American Composers ... Pianissimo?

Alan Fletcher, composer and president and CEO of the Aspen music festival and school, has a piece in the Guardian about the featuring of American symphonic composers at this year's Aspen Festival. The title is "Why are the reputations of US composers so pianissimo?" Now, of course, this is largely a puff piece aimed at promoting the festival. But it might be fun to try and answer the question posed by the title. Isn't it interesting that articles whose title poses a provocative title like this one, never, never, never actually answer the question because they just assume it is rhetorical?

You should go read the whole thing, but let's just browse through it a bit. The opening lays out the situation pretty well:
What does it say about a nation when it doesn’t do justice to its own composers? Americans are famous for their patriotism, but do we really walk the walk in terms of loving our own culture? You can hear Prokofiev in concert halls across the country, but just try programming Piston. (Walter Piston, 1894-1976, the brilliant American symphonist – see?)
At this summer’s Aspen music festival, we are presenting a group of mid-20th-century modernist American symphonies. There will be major symphonic works by Piston, George Antheil, Erich Korngold, Peter Mennin, Roger Sessions, Charles Ives, Roy Harris and William Schuman. I’m especially happy that audiences will hear Mennin’s brilliant and gutsy Fifth Symphony, and Sessions’s Violin Concerto. Planning our marketing, phrases such as “all but forgotten”, “unjustly neglected”, “unaccountably unknown” kept coming up. As a composer myself, who knew many of the composers whose work will be performed, I struggled against these descriptions. I have not forgotten these composers and their magnificent music. And yet.
Some quick research shows that Harris, Mennin, Piston, Schuman and Elliott Carter (who together wrote more than 100 concert symphonic works) had, in the past five years, a total of just 20 performances by US orchestras.
The rest of the article seems to be a concerted effort to avoid the question by haring down as many side-roads as possible. So let's see if we can think of some answers to the question.
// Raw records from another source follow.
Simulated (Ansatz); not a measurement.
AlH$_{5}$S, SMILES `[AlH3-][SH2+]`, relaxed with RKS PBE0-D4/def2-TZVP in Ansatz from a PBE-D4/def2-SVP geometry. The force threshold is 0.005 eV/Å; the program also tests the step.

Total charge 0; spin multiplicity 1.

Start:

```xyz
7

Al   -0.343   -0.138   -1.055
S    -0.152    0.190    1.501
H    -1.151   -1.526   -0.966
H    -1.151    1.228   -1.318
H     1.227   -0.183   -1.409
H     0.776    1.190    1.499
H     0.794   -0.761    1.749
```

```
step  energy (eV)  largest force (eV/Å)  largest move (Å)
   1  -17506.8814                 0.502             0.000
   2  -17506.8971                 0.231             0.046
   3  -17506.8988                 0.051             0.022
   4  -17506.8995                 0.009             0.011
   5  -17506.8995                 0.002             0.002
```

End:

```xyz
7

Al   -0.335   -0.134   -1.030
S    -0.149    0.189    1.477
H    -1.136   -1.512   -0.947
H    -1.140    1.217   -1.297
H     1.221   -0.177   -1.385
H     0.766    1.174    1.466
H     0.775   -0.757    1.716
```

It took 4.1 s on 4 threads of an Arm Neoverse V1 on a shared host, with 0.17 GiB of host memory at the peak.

Isn't the first sentence an interesting and revealing statement: "What does it say about a nation when it doesn’t do justice to its own composers?" Let's just unpack that a bit. First of all, the fundamental assumption is that America is being unjust to its symphonic composers, these ones at least, by ignoring them. Instead of considering the question of the title, he just jumps right past it to a foregone conclusion. But is America being unfair to its symphonic composers by ignoring them? What is the alternative? Is it possible that most concert audiences just don't particularly enjoy what they have written? Or could we be more specific and look at which symphonic works are more-performed and which are less-performed?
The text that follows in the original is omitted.